Environment

Rivian hit with wave of layoffs amid serious cost concerns

Rivian R1T Source: Rivian

Rivian is laying off 6% of its workforce as it is having issues cutting costs amid its production ramp – resulting in selling its electric vehicles at a massive loss.

While Rivian has been successfully ramping up production of its R1T and R1S electric vehicles over the last year, it hasn’t been able to reduce costs, and it’s becoming a real concern.

The company is not releasing its earnings until February 28, but it has already disclosed that it managed to ramp up production to 10,000 units in Q4 2022.

But the problem is that Rivian is losing a lot of money on every single one of those vehicles.

In Q3, the company was spending as much as three times what it charged per vehicle, and that’s before all the money it is spending to build out its service, sales, and charging infrastructure to support its growing fleet.

This is obviously not a financially sustainable business, and while investors are not too worried because Rivian still had $13 billion in the bank at the end of Q3, we need to see some improvements on the cost front.

In order to help cut costs, CEO R.J. Scaringe announced in an email to employees today that Rivian is laying off 6% of the workforce.
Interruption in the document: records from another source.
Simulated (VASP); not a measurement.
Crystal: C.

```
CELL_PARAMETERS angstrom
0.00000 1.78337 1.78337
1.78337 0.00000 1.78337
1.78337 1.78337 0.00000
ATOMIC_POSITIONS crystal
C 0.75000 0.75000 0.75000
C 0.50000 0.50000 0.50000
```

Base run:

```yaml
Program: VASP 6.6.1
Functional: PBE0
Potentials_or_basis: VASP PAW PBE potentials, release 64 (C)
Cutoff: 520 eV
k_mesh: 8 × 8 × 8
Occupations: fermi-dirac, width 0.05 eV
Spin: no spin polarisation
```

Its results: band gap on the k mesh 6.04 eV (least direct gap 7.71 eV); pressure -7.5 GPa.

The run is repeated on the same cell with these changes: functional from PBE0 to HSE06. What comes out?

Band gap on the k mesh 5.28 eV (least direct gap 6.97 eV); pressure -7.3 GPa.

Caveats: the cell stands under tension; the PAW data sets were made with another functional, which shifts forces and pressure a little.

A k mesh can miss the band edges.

We contacted Rivian about the email that is circulating, and we will update the article if the company decides to comment.

Electrek’s Take

I have been warning for a while that there are serious concerns about Rivian’s costs, but a lot of Rivian fans have been minimizing those concerns because of the huge cash position.

Sure, the cash position is nice, but we need to see some serious improvements in the gross margins. Otherwise, Rivian is just losing more money as it increases production, which has been the case so far.

As of the last report (Q3), Rivian brought in just over $500 million in revenue from selling a few thousand EVs, which is great, but it cost them almost $1.5 billion to build those EVs.

Meanwhile, it is also spending nearly $1 billion a quarter in operating costs, which is to be expected as it expands its operations and infrastructure to support this growing fleet.

I don’t mind that too much, but we need to see a clear path to a positive gross margin on the vehicles, and so far, there isn’t one.

Without a meaningful improvement, Q4 is going to be a bloodbath with more vehicles produced.

Rivian has a great product, but if it can’t figure out how to make it profitable, it doesn’t have a great business.